From: Scott R (jse885@spinn.net)
Date: Mon Sep 08 2003 - 01:26:00 BST
Sam,
> I've continued to mull over your 'consciousness' argument. So far as I can
tell it holds water,
> although it would be good to see it spelled out in a more rigorous form at
some point, if you ever
> had the time or inclination. (In particular, in the first paragraph of the
presentation below, I
> think there is a lot of argument condensed into "The materialist is forced
to conclude that all that
> nerve cell agitation is the seeing of a tree. But this is impossible, if
one assumes that space and
> time are the context in which all that is necessary to explain perception
occurs." It would be good
> to have an explicit breakdown of that argument.)
"The materialist is forced to conclude that all that nerve cell agitation is
the seeing of a tree.". This follows from the fact that for the materialist
there isn't anything else that can be involved. Otherwise there arises what
is known as the homunculus problem. There is all that nerve cell agitation.
If one says there is a "little man" watching it, then what is the little man
made of? It can only be more nerve cell agitation. By the way, I don't think
materialists, at least of Dennett's sort, would disagree with this.

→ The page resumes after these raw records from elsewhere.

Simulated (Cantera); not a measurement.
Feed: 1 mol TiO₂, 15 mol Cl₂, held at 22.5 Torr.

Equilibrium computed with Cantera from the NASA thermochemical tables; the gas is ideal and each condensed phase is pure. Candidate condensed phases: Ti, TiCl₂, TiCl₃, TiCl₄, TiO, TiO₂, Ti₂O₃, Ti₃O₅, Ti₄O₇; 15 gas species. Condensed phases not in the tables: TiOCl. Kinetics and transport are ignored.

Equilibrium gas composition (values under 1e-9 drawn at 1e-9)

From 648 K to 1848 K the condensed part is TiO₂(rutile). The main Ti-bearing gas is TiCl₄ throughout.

"But this is impossible, if one assumes that space and time are the context
in which all that is necessary to explain perception occurs". Well, this is
what I am trying to get people to "get", and when they don't (which is most
always), can only restate the problem in other words. Let me put it another
way. Here is a quote from Rorty (from the introduction to Consequences of
Pragmatism):
"What really needs debate between the pragmatist and the intuitive realist
[non-pragmatist materialists like Nagel] is *not* whether we have intuitions
to the effect that "truth is more than assertability" or "there is more to
pain than brain-states".... *Of course* we have such intuitions. How could
we escape having them? We have been educated within an intellectual
tradition built around such claims -- just as we used to be educated within
an intellectual tradition built around such claims as "If God didn't exist,
everything is permitted"....But it begs the question between pragmatist and
realist to say that we must find a philosophical view which "captures" such
intuitions. The pragmatist is urging that we do our best to *stop having*
such intuitions, that we develop a *new* intellectual tradition."
Now I agree, more or less, with Rorty on the "truth is more than
assertability" intuition (since I don't hold with truth by correspondence
theory), but I think Rorty is not being accurate with the "there is more to
pain than brain-states" intuition, which is what I am dealing with in my
argument. He is saying that it is the pragmatist who wants to stop having
such intuitions, but I think he is wrong. It is the materialist who needs to
stop having such intuitions in order to continue being a materialist.
This is because it is only the materialist who has to think that "seeing the
tree" (or feeling pain) is all and only brain-states. The dualist or
idealist, or mystic, doesn't have any problem at all with the intuition. So
my argument is basically toward the materialist, which includes the
unacknowledged materialist in most people these days. (That is, most people,
who are not philosophically inclined, don't question the notion that the
brain is the source of consciousness). Hence my argument says:
1. Assume that a thorough explanation of experiencing pain relies only on
spatio-temporal mechanisms.
2. Then ask: how can there be any larger experience than that of the
smallest unit in one's spatio-temporal system (in current understanding,
that would be the interaction of a photon and electron), given that every
unit is separated in space and/or time with every other unit. For there to
be a larger experience, something has to *simultaneously* handle the
receiving of many signals from many units. This something cannot be one of
smallest units, since such a unit has only the "processing power" of
receiving the smallest signal at a time (it has no memory of earlier
receptions). So it has to be made out of a number of units. But where is
it's "memory"? Well, one bit goes in one unit, another in another, ... but
then the problem has just regressed.
3. So assumption 1 is wrong. Experiencing must involve the
non-spatio-temporal. (Where one goes from here is another matter entirely.
My choice is to treat space and time like color: we know that it is in the
experiencing that color is produced, so why not space and time as well?)
Item (2), then, is putting some definition on the intuition that Rorty wants
to just stop having.
> As you know I have sympathy with the mystical perspective from which you
write in any case, so
> perhaps that affects my judgement. What I find interesting is that, if
your argument does follow, it
> says very exciting things about the way consciousness relates to the
cosmos. Which won't be a
> surprise to you, but exploring the implications vis-a-vis the MoQ might be
fertile at some point.
Indeed. The original problem -- Rorty's troublesome intuition -- arises from
SOM. (The dualist and idealist solutions create their own problems). As I
said to Paul a couple of days ago, I had little problem accepting that
awareness is prior to subject and object because I was already familiar with
ZAMM saying the same thing about Quality. But in addition, assuming one
accepts my argument, there is also the implication that awareness (and so
Quality) must be prior to space and time.